Nigeria has been scored low in the 2022 Global Real Estate Transparency Index (GRETI) released by JLL and LaSalle Investment Management. Out of 156 cities across 94 countries and territories covered globally, Nigeria was ranked 60.
The report revealed a widening transparency gap, as leading countries pull further ahead and set higher standards, from new regulations covering energy efficiency and emissions standards for buildings and climate risk reporting; to raising the bar for Anti-Money Laundering (AML) and beneficial ownership reporting.
The maturing real estate technology ecosystem has potential to significantly boost transparency. However, the use of new technologies is highly varied across organizations and markets, the landscape of solutions and providers are complex, and many tech standards are specific to individual companies or use-cases.

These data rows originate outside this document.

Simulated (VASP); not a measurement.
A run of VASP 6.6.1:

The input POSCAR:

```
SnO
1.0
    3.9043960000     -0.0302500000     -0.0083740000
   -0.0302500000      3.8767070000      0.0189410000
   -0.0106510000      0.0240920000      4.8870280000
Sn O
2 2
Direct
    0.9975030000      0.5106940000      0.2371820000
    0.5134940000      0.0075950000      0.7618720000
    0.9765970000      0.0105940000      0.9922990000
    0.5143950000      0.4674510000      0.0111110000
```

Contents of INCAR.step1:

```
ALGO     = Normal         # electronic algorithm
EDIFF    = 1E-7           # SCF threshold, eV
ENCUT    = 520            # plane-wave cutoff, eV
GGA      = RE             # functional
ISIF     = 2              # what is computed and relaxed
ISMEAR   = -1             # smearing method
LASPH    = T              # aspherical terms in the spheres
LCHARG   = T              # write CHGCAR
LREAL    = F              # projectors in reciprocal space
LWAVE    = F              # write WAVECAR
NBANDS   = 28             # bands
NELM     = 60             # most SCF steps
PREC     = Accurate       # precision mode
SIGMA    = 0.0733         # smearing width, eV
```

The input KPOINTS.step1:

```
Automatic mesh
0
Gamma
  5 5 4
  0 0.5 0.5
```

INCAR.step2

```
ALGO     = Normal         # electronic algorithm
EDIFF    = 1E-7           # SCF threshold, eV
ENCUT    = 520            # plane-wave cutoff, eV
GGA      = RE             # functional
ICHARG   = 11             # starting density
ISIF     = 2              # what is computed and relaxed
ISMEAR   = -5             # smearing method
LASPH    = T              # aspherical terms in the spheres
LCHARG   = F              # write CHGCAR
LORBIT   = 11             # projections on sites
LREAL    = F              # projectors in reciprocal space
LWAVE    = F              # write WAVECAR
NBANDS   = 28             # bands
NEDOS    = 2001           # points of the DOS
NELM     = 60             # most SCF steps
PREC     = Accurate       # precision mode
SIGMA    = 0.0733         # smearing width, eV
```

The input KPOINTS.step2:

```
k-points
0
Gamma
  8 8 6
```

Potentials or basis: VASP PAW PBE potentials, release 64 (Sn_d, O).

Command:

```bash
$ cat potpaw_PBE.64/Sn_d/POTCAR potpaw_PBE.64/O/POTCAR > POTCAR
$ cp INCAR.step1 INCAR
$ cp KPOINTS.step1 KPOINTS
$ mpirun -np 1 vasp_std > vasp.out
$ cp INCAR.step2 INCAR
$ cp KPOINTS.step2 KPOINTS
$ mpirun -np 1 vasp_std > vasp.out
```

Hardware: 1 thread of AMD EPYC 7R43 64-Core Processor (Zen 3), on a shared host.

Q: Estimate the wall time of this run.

The Sub-Saharan Africa region has seen improvements continue to stall for the third consecutive survey, following limited progress in 2018 and 2020. Kenya launched Ardhisasa (a national land information system) and new beneficial ownership regulations. Nigeria gained in the latest rating due to the establishment of Lagos State Real Estate Regulatory Authority and the development of an online portal for planning applications.
Experts, however, believe that Nigeria can improve more in ranking, if there is deliberate and concerted efforts in building real estate data infrastructure, enthroning cashless economy, optimising development approval and control processes, liberalising issuance of property titles and establishing title registry, securitising real estate assets and adopting technology in the real estate development.
The Managing Director, NISH Affordable Housing Limited, Yemi Adelakun, said lack of essential data must have been responsible for the low ranking of Nigeria in the index. For example, Nigeria’s housing deficit figures have been difficult to ascertain or estimate over the years.
The President, Real Estate Developers Association of Nigeria (REDAN), Aliyu Wamakko, said there must be a shift in housing provision and government concentrating on policy formulation. According to Wamakko, there should be a policy by government that all monies budgeted for housing should be channeled through the private sector. Such policy, he said, would create employment for the youths, rejuvenate the economy and provide affordable housing.